Marion “Suge” Knight was sentenced Thursday to 28 years in prison for mowing down and killing a Compton businessman in a case that completed the former rap music mogul’s downfall from his heyday as one of the biggest and most feared names in the music industry.
Knight will now spend much of the rest of his life, if not all the rest, in a California prison. He showed no emotion in court Thursday as relatives of Terry Carter, the man he killed, described their loved one as a devoted family man and peacemaker.
Carter was killed after Knight and one of his longtime rivals, Cle “Bone” Sloan, started fighting outside a Compton burger stand in January 2015. Knight was upset about his portrayal in an N.W.A. biopic, Straight Outta Compton, on which Sloan was serving as a consultant. Knight clipped Sloan with his pickup truck, seriously injuring him, before speeding through the parking lot and running over Carter and fleeing.
While Carter’s relatives said they hoped Knight’s lengthy sentence would bring them peace, many had no kind words for the Death Row Records co-founder, whom they criticized for showing a complete lack of remorse.
Carter’s daughter Crystal called Knight a “low-life thug,” “career criminal” and “a disgusting, selfish disgrace to the human species.”
“I ask that you sentence this unrepentant, remorseless, cold, callous menace to society to the maximum of 28 years,” she told a judge.
Pleaded no contest
Before Thursday’s hearing, Knight had already agreed to his lengthy prison term by pleading no contest to a voluntary manslaughter charge and avoiding a trial on murder and attempted murder charges that could have resulted in a life sentence if he was convicted. The sentencing ended a nearly four-year court saga that included frequent outbursts by Knight, 53, who also collapsed in court during one appearance and shuffled his defense team 16 times.
Between the restrictions of the three-strikes law and the time Knight has already served, he’ll likely spend roughly 20 years in prison before he’s eligible for parole.

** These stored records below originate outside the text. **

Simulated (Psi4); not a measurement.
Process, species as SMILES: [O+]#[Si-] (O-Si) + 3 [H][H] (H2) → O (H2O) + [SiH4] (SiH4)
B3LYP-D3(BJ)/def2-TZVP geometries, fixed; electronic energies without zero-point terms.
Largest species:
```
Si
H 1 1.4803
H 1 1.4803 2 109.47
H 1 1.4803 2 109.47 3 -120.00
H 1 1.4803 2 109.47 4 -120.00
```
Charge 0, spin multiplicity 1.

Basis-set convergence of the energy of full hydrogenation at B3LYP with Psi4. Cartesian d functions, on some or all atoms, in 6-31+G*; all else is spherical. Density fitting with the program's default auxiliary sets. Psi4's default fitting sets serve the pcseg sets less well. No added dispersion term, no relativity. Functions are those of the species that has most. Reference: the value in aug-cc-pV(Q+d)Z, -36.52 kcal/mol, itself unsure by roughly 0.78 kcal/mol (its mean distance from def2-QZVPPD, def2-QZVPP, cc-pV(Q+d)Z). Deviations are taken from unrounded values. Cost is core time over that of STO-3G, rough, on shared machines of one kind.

Knight has been in decline for decades. At his pinnacle in the mid-1990s, he was putting out wildly popular records that are now considered classics from Dr. Dre, Snoop Dogg and Tupac Shakur.
Shakur was in Knight’s car when he was killed in a drive-by attack in Las Vegas in 1996.
Knight later lost his stake in Death Row Records in bankruptcy proceedings.
Nearly two dozen of Carter’s relatives packed the courtroom Thursday. Carter’s daughter, Nekaya Carter, said she hoped that the end of the courtroom saga could bring her some peace.
“I wanted justice for my dad and now we’ve finally got it, kind of,” she said.
She then addressed Knight directly despite the judge’s instructions not to: “My dad can finally rest in peace while you live out the rest of your life in prison.”
Carter’s sister, Jessica Carter, told Los Angeles Superior Court Ronald Coen, “He was so much more than the person the defendant killed with his truck.”
‘He helped people’
There have been disputed accounts of why Carter was at the scene, but his family said he often acted as a community mediator and peacemaker.
“This wasn’t no cat who went after nobody,” Carter’s brother-in-law Damu Visha said in court. “He helped people.”
The death was captured on surveillance video, and family members described their anguish at having to see it repeatedly, and chastised the media for showing it so often.
Coen appeared moved by the family’s words and offered his own condolences.
“If it hasn’t been said by anyone else,” Coen said, “let me tell you that my heart goes out to you.”
Most of the victim’s family members spoke of the need to forgive Knight for their own peace of mind.
“I hope and I pray that we find forgiveness,” Terry Carter’s cousin, Patricia Hawkins, said. “But it won’t be today.”